Local lending logic
Reto Finance offers expert insight on the Island’s loan industry
There’s no doubting the impact of technology on all our lives. From personal, to home, to work, smart devices and applications have changed so much of what we used to take for granted. Mostly for the better; sometimes for worse. But at a pace and with purpose that seems unrelenting.
As well as exhibiting a very public face, technology has been quietly changing things behind the scenes too. Increasingly, automation, algorithms and artificial intelligence help organisations process data, busily sifting and sorting to make decisions that hitherto sat in human hands. Progress? Probably. Inevitable? Certainly.
The lending industry is a case in point. In times past, people not machines would have considered loan applications. They worked to a set of rules, of course, made decisions based on consistent criteria. Yet discretion and subjectivity based on intelligence and intuition could still sway matters one way or another.
Is this all but lost to technology now? Or does a place remain for human touch when it comes to a personal loan? One person with an insight into the past, present and future of local lending is Adam Dawson, CEO of Reto Finance, one of the island’s newest but also most experienced finance companies.

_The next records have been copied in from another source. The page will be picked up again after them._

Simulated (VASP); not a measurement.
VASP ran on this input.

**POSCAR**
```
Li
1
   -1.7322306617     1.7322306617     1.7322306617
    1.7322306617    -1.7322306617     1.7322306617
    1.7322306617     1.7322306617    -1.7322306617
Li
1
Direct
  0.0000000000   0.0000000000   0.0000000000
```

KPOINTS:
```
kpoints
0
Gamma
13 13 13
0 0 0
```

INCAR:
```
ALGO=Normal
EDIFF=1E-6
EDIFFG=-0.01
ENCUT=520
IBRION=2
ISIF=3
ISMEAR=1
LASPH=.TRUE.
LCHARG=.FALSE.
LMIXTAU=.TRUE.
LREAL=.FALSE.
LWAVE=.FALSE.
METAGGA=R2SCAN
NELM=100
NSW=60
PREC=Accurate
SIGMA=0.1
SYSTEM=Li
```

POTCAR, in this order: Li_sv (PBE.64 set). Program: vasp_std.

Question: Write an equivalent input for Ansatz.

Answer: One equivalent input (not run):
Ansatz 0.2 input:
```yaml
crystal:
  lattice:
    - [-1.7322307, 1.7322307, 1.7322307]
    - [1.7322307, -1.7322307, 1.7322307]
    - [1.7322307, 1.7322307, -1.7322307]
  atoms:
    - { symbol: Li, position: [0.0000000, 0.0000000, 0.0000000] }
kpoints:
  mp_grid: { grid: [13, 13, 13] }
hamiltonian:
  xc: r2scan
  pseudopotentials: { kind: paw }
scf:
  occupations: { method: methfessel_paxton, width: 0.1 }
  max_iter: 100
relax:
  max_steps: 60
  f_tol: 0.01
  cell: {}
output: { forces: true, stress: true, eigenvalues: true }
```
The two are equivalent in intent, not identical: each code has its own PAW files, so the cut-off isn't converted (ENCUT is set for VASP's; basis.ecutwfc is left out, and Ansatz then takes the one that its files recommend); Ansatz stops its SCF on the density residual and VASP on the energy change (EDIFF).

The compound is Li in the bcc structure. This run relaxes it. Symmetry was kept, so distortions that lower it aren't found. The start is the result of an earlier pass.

‘Technology has certainly had a massive impact on the lending industry over the past 20 years,’ acknowledges Adam, who has spent his career in finance and management consulting. ‘Decisions in the UK, for example, have become highly automated. Miss any of the criteria, and you miss out on a loan – it’s as straight forward as that. Fortunately, here in the island there is still room for the personal touch, for considering a person’s wider circumstances and individual requirements before deciding whether to offer a loan or not. It’s one of the reasons I enjoy working for a local company like Reto.’
Adam opened Reto Finance in 2019 after a management buyout of Shawbrook International, the local branch of a major UK finance house. Before this, he ran Close Finance, the company that first brought him and his family to Jersey ten years ago. During this time, he has come to deeply appreciate both island life and the distinct conditions shaping the local lending market.
‘We are so much closer to our customers,’ Adam elaborates, ‘which means Reto can more readily take individual circumstances into account. The amount of fraudulent loan applications here is also much lower, comparatively, the level of bad debt much less. This allows us to be more flexible and accommodating, while also ensuring people are not taking on more than they can afford to pay back.’
There are challenges that come with operating in a small island, Adam admits, such as size of market and cost of doing business. Fortunately, this is presently offset by a less onerous regulatory environment than the UK, something Adam hopes will continue in the future.
‘Customers absolutely need protection against unscrupulous lending,’ he states, ‘and some of the unethical practices seen elsewhere. Reto and other local lenders are presently engaged with island government on developing measures to prevent this. But we should be careful to avoid throwing the baby out with our bathwater. Slavishly following the UK might just lead to UK-style approaches to lending – automated decisions being taken by remote offices, rather than the human touch on offer at Reto.’
Would such a change drive Adam off to some remote office, to leave the island that’s been home for the last ten years?
‘I don’t think the situation will arise,’ he smiles, ‘because the island normally makes pretty logical decisions on such matters. And I don’t think my family would let me. Personal logic now dictates that Jersey is the only place to be.’